With casino revenue flattening, experts say good marketing is more essential than ever to the gaming industry.
"Marketing has control over supply and demand,’’ says Gary Border, president of Marketing Results Inc. of Henderson. "You have to explain what you deliver and you have to deliver what you explain."
Michael Cheshire, an executive with industry appraiser Tim Morse & Associates, agrees.
"There are certain chains that run better than others. And even though times will probably remain tough through 2003, several large companies have great upside potential, based on good past performance."
Cheshire wouldn’t name names, but Border cited a couple: Harrah’s and Jack Binion’s Horseshoe Entertainment Inc.
"Harrah’s took steps to insulate themselves. They recognized that by using their database to its potential, they could control behaviors,’’ Border told a gathering of gaming and real estate executives at the CB Richard Ellis Market Watch conference at the MGM Grand earlier this month.
Through aggressive management of its database, Harrah’s found that tracked play at its casinos rose 15 percent.
"Databases are far, far more than electronic mailing lists,’’ Border notes. "And by mining other company databases (airlines, for instance) you can uncover more players."
Border adds that it’s as important to track "defectors" as it is to lure new customers.
Horseshoe was able to turn around lackluster performance at the old Empress riverboats around Chicago by simply refocusing the marketing program.
"The place was full, but with the wrong people,’’ Border said. "[Binion] stepped back and looked at the advertising.’’
Where Empress put up cartoonish billboards depicting arithmetically incorrect day-glo dice, Binion recast the signs to make the pitch more realistic and appealing to serious gamblers.
The new ads showed a proper pair of tumbling dice on a subdued background, with the heading: "Baby Needs a New Pair of Shoes . . . may we suggest fine Italian leather?"
Higher-brow marketing was accompanied by improved customer service. As Steve Wynn has demonstrated on the Strip, attention to detail is crucial.
"The Number One customer complaint in Hammond was that players’ feet were sticking to the floor,’’ Border related. "So instead of employing the same old ineffective cleaning routine again and again, Binion’s new crew simply laid down carpet and fixed the problem.’’
Carlton Geer, director of CB Richard Ellis’ Global Gaming Group, lauded Harrah’s for developing state-of-the-art player tracking and rewards programs designed to weather economic storms coast to coast.

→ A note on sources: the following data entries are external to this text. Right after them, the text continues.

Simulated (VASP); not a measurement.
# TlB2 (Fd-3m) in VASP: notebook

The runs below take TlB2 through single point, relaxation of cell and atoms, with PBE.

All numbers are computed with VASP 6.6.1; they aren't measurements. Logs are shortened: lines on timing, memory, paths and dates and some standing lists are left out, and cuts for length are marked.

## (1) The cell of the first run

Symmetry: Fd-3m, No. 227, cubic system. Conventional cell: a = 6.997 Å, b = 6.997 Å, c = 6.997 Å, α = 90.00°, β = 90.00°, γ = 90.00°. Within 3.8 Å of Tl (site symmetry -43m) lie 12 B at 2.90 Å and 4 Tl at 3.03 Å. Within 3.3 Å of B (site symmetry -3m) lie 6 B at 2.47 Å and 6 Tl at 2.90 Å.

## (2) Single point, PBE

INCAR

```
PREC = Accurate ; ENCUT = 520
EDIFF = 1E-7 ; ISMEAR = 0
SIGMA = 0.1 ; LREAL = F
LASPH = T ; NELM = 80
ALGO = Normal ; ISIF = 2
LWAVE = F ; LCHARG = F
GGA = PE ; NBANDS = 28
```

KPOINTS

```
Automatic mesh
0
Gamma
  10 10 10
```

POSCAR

"They found that 82 percent of their revenue comes from 28 percent of their customers. That’s invaluable information,’’ he said.
No one knows that better than Richard Goeglein, former chief executive at the Aladdin.
Goeglein said the now-bankrupt property was "crippled" because it opened with no customer database.
"We did not have access to the old Aladdin hotel-casino gaming list. We had nobody,’’ he said.
Player data is more valuable than ever when the number of gaming positions in Clark County and Nevada has actually been falling. This suggests, as the Empress and Aladdin cases illustrated, that quality of play is every bit as important as quantity.
Â According to recent state reports, Nevada experienced a 10,840-position decline since 2001, falling to 219,329 — a 4.7 percent decrease. Clark County fell 4.2 percent during the same period, from 168,028 positions to 160,906.
Analysts say room demand is likely to soften further as leisure travelers opt to hunker down at home during the coming Iraq war.
But with the help of more tightly focused marketing and acquisition strategies, Geer expects casinos to rebound. "Gaming operators continue to bet on Las Vegas, demonstrating their confidence in the future. From our perspective, betting on Las Vegas is a sure winner,’’ he said.